Election 2004 Questions
Robert Koehler writes:
Robert C. Koehler | Common Wonders: Was the election of 2004 stolen? Thus is the question framed by those who don't want to know the answer. Anyone who says yes is immediately a conspiracy nut.... So let's not ask that question. Let's simply ask why the lines were so long and the voting machines so few in Columbus and Cleveland and inner-city and college precincts across the country, especially in the swing states, causing an estimated one-third of the voters in these precincts to drop out of line without casting a ballot; why so many otherwise Democratic ballots, thousands and thousands in Ohio alone, but by no means only in Ohio, recorded no vote for president (as though people with no opinion on the presidential race waited in line for three or six or eight hours out of a fervor to have their say in the race for county commissioner); and why virtually every voter complaint about electronic voting machine malfunction indicated an unauthorized vote switch from Kerry to Bush....
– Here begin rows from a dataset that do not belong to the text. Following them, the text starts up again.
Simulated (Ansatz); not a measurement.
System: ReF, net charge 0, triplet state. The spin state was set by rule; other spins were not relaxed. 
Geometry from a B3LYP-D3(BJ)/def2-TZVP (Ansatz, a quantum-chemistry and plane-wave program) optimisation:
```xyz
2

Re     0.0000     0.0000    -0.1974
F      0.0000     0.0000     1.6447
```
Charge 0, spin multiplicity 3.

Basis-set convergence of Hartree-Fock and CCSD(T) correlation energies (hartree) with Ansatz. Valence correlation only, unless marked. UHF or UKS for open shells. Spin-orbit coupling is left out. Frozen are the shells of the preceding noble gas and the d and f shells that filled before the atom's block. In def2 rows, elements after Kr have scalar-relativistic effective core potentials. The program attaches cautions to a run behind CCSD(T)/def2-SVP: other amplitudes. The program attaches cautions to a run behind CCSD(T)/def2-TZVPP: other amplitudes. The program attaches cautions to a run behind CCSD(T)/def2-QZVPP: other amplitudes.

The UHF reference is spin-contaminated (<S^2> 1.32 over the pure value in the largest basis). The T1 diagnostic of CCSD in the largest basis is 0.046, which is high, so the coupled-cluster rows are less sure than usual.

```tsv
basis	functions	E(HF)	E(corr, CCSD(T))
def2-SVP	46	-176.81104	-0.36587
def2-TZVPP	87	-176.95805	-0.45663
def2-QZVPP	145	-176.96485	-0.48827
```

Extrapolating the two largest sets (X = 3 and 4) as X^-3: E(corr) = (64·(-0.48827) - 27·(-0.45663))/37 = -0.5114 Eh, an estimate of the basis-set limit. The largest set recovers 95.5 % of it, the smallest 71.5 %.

We might also ask why so many Ph.D.-level mathematicians and computer programmers and other numbers-savvy scientists are saying that the numbers don't make sense.... And we might, no, we must, ask... about those exit polls, which... last November went haywire, predicting Kerry by roughly the margin by which he ultimately lost to Bush. This swing is out of the realm of random chance, forcing chagrined pollsters to hypothesize a "shy Republican" factor as the explanation.... And the numbers are still haywire. A few days ago, Terry Neal wrote in the Washington Post about Bush's inexplicably low approval rating in the latest Gallup poll, 45 percent, vs. a 49 percent disapproval rating. This is, by a huge margin, the worst rating at this point in a president's second term ever recorded by Gallup, dating back to Truman.... Bush mustered low approval ratings immediately before the election, surged on Election Day, then saw his ratings plunge immediately afterward.